Ecclesiastical Wonders of Kerala
Text: Lt Col D Purushothaman Pillay (Retd)
Kerala is home to some of the most pristine and beautiful churches in our country. They famously dot this coastal landscape with their dominant presence in huge estates with impressive facades. They have all contributed significantly to the local artistic and architectural traditions, besides their obvious social and cultural impact. I am an ardent admirer of the Christian faith and its primary public symbol the the Church, having been a recipient of all my scholastic education from renowned Jesuit institutions in different parts of the country. My fascination is amplified by the enchanting folklore and charming traditions that each Church follows, to keep their respective flocks of the faithful captivated with their version and interpretation of the ‘Word of the Lord’.
If one cares to notice, one would realise that all our churches are treasure-houses of architectural and artistic designs. Each one is distinct and they have all evolved their own unique styles of roofs, bells, belfries, ceilings, facades, porticos, verandahs, naves, railings, beams, rafters, chancels, pillars, doors, doorways, wooden panels, architraves, pulpits and altars. To dd to this distinction, each one of them also possesses a priceless collection of their own distinctive Church ware with mostly Continental origins.
These include rare altarpieces, statues, candelabras, biblical texts, bibles, bible-stands, tabernacles, monstrance, baldaquins, vestments, pulpit habiliments, wall paintings, cloth paintings, crosses, cross pedestals, chalices, censers, censer-boats, processional umbrellas, canopies and chariots and a myriad other objects of sacred accoutrements.

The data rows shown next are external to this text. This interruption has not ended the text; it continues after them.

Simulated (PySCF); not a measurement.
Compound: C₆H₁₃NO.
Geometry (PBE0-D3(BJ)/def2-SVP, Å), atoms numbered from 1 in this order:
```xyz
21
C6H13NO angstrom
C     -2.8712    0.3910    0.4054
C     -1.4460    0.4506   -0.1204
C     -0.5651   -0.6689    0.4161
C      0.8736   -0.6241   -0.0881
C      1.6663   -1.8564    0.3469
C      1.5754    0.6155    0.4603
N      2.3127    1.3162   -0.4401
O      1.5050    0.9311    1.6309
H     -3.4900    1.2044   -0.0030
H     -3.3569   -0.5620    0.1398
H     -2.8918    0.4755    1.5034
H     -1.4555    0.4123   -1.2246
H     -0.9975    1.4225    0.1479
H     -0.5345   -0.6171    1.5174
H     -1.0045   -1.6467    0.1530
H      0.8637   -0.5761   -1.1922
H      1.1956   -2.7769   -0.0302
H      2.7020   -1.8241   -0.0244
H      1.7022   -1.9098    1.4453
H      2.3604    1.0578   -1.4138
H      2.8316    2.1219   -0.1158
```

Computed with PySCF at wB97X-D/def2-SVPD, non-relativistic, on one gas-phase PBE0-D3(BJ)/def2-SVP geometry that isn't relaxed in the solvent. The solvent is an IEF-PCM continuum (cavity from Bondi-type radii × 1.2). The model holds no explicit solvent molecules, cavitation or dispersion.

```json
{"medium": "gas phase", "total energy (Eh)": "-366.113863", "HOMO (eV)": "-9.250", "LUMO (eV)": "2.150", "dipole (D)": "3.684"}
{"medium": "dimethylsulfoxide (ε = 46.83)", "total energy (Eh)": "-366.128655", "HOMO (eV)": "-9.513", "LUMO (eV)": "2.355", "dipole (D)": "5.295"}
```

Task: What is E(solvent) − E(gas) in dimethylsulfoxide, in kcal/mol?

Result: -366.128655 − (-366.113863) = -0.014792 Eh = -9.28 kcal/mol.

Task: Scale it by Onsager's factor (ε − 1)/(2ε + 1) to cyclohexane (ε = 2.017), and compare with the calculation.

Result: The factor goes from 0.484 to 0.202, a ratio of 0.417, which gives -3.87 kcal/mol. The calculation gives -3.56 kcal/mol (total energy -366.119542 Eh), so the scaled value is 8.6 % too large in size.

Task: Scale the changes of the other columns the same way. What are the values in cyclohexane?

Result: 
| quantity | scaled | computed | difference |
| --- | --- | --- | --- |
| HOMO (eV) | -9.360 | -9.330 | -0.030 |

It would be very pertinent to briefly touch upon the history of how Christianity sank its roots in God’s own country. Kerala has Christianity as the third-most practiced religion, accounting for approximately 25% of its population. A significant portion of the Indian Christian population resides in this state. The Christians
of Kerala are basically divided into Syrian, Latin and New Christian groupings. There were Christians in Kerala for many years before the arrival of the first Europeans on the Malabar Coast. The first emissary from Rome, John of Monte Corvino, sent by Pope Innocent III, is thought to have come to Kerala in 1291. Saint Thomas Christians (also known as Syrian Christians or Nasrani) include the Syro-Malabar Catholic, Malankara Orthodox, Jacobite, Marthoma, Syro-Malankara Catholic and Syrian Anglicans in the Church of South India. Latin Catholics owe their origin to the missionary activities involving western missionaries especially in Kerala. Christianity was readily accepted and most popular among the coastal community of Kerala who lived on the fringes of communities. The primary appeal was their ready access and acceptance to places of worship. They could speak directly to their God. This was rather difficult for them in their original faith on account of the casteism that was rampant at the time, which made temple-access a privilege of the higher castes, at the time of the advent of Christianity in Kerala. The Latin Christian faith is prevalent in the districts of Ernakulam,Alleppey, Quilon and Trivandrum. The Roman Catholic Christianity is predominantly practised in the Thrissur and Kottayam districts.